As Eliot gently hints at, the purpose of the ISE is not to bypass 
established processes, or indeed force a code point allocation against 
established processes.

I think that experimenting with "pet names", as proposed in 
draft-schanzen-gns, is a perfectly fine idea. The concept of per names 
has been proposed for a long time, see discussions about Zooko's 
triangle, etc. It is a tradeoff: doing away with registration implies 
either ugly names (hashes of keys) or names that resolve differently in 
different contexts (pet names). Many here posit that the tradeoff is too 
ugly to be useful, but that should not preclude Martin & al from trying 
that experiment.

(I also think that we should avoid comments like "you should be damned" 
in a technical debate.)

Of course, anyone who does an experiment like that will want to somehow 
reuse existing software and existing clients. They will want to open 
something like "http://<my-fancy-new-name>/index.html". They will want 
to stick their fancy new names at places where existing API or 
interfaces expect a fully qualified domain name. Which means they will 
need a simple way to differentiate the new names from actual domain 
names. And for that, the simplest way is to pick a final name part that 
is reserved for the project. That was indeed what RFC 6761 was allowing.

But we have an issue, because for all practical matters the IETF wants 
to obsolete RFC 6761. The IETF wants that for good reasons, based on 
past experience with allocating TLD outside of ICANN. Indeed, part of 
that experience is surfacing in the the use of "example.pet" in 
draft-schanzen-gns. It turns out that ICANN has already allocated the 
TLD ".PET" (see https://data.iana.org/TLD/tlds-alpha-by-domain.txt), so 
using that outside of the DNS would not be good.

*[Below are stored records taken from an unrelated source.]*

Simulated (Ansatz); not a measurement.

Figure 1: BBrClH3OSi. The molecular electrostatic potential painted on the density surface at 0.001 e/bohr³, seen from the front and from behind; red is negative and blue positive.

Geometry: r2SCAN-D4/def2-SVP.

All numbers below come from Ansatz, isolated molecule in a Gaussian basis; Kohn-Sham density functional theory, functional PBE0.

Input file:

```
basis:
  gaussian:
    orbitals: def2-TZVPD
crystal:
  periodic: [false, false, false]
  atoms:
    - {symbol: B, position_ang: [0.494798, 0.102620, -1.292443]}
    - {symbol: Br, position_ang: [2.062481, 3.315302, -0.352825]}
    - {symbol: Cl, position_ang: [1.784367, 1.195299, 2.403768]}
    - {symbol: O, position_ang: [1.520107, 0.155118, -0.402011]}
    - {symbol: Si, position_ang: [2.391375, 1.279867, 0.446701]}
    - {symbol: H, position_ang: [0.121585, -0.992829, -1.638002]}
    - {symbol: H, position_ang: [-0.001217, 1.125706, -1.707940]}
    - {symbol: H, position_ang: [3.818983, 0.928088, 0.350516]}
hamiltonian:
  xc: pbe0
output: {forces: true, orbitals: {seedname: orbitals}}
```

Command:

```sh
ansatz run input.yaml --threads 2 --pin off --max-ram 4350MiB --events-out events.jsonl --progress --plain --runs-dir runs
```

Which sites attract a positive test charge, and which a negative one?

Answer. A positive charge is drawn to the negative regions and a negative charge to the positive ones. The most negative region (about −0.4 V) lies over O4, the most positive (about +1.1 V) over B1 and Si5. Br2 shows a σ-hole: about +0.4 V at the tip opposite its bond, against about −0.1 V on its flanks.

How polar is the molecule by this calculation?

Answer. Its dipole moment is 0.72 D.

Arm-twisting the IETF to revive RFC 6761 is probably not going to work, 
so I could think of only three alternatives:

1) Have the GNS project directly ask ICANN to register their preferred 
name string. That would get the desired UI, but probably require money 
and time, for a somewhat uncertain result.
2) Register something like "gnu.arpa" or "pet.arpa". RFC 3172 requires 
that the IETF endorses new registrations in some kind of standard, which 
is a higher bar than an ISE registration. But it probably could be arranged.
3) Squat under ".test". This breaks a couple of "should not" in RFC 
6761, but is in line with the general philosophy that "Users are free to 
use these test names as they would any other domain names" and "there is 
no central authority responsible for use of test names".